Remote repositories are the most curious.  We’ve got a distributed version control system where everyone has a copy of every commit.  I can push my changes to you when I’m ready — as a big clump.  Or maybe I’ll push them to the CI server.  Or maybe I’ll push them to a colleague for code review before I commit to “the build”.  Or maybe on a small project, I just keep my source tree alone on my machine and have no remotes.

Everything but the “Remote Repositories” is on my local machine.  I can do everything needed with these while on a plane — without network access.

We now have the 4 parts of a source control system in Git.  It’s not scary once you know how it works.

Git Commands

We did a great job of showing the git commands and mapping their results in a node graph made of felt and string.  It was truly a performance, and to do justice, I’d need video.  We didn’t tape our presentation, but http://blip.tv/open-source-developers-conference/git-for-ages-4-and-up-4460524 is a similar video, and the one I used for the majority of the inspiration of this section of the demo.  Me and my son took a bit different route, but this video does very well.  “A non-cyclical graph node isn’t scary when it looks like this.”  He’s holding up a tinker toy, I’m holding up felt and string.  The audience laughs, settles into their comfortable seats, and we’re off to the races.

Here’s a summary of the Git commands and the learning we can get from each one.  Go download msysGit, install it, then open up a command prompt or Git shell and follow along.  If I’m commenting on one, I’ll add “// <–” to highlight something.  Don’t include these as you’re typing the commands.

Start it off:

git init // <– get the repository started; we typically copy an existing repository, but this is simpler for now


Adding files:
Go create a file, add content to it, and substitute your file’s name for “<filename>“, and leave off the < and >.

git add <filename> // <–It stored the file in the repository right here
git status // <– it shows we’re on the “master” branch (trunk in SVN speak), and that the file is in staging
git commit -m “some message” // <– it added the label “HEAD” to it here, “HEAD” means “working directory is here”
git log // <– each commit has a sha1 hash that uniquely identifies it

The sha1 of each commit is a hash of:
1. The content of the objects
2. The hashes of the parent node(s)

Add another file or two, and git log starts looking pretty tasty … and pretty verbose.
git log –oneline –graph –decorate // <– this shows the graph node lines, the first 1/2 dozen characters of the hash, and branch labels — very, very handy.  After about the third or fourth time typing this, you too will make a shell alias or a batch file to do it easier.

The .git directory:

So now that we have some nice content in the local repository, let’s go pillaging through the .git folder.  This .git folder is the actual repository data.  There are quite a few tasty nuggets in here, and understanding how they work is very helpful.  Open a few in your favorite text editor.  But DON’T SAVE THEM!  Don’t brick your git!  :D

– open the HEAD file — it’s the sha1 of the commit that the HEAD label points to.
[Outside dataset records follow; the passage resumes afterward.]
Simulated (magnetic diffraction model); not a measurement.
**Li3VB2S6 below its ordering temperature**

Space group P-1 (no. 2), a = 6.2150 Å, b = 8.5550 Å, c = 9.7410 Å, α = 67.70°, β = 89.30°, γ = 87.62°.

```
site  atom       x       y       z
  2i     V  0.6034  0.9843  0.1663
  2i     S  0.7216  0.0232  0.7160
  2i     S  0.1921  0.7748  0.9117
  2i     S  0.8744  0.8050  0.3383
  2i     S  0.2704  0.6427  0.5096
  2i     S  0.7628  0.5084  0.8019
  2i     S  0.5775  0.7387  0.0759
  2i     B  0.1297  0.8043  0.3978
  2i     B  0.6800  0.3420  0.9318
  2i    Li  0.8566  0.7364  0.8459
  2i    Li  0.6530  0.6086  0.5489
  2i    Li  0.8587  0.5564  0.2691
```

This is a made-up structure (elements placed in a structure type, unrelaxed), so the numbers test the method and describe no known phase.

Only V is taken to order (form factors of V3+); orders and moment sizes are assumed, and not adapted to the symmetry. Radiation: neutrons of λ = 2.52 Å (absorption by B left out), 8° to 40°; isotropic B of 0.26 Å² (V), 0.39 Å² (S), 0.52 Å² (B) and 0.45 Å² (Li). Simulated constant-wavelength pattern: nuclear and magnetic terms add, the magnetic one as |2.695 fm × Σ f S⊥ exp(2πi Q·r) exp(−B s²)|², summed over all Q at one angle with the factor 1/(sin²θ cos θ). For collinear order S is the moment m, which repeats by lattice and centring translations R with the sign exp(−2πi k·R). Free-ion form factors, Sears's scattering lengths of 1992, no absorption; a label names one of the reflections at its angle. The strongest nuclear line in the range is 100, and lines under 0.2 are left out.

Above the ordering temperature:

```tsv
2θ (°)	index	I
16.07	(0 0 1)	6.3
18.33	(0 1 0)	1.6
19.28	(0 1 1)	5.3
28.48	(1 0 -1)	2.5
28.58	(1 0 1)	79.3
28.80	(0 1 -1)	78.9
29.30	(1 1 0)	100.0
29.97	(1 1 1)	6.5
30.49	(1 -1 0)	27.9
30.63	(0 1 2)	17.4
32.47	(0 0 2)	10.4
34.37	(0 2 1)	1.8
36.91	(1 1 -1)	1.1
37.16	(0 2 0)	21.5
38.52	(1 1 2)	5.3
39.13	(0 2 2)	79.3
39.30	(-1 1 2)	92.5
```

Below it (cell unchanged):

– open a few files in the refs folder — they’re also text files that contain the sha1 of the position of the label that is their name.

– look through the objects folder, and note that the first 2 digits of the sha1 is the folder, the rest of the sha1 is the file — this is where the actual content is stored, zlib compressed.  Open this in a text editor, and you’ll get some pretty zany zaph dingbats.

Branching:

In Git, by convention, most things are done in branches.  Branches are very, very cheap in git, they’re just labels.  Let’s experiment with branching and merging, and see why they aren’t nearly the pain you’ve experienced wit non-distributed version control systems.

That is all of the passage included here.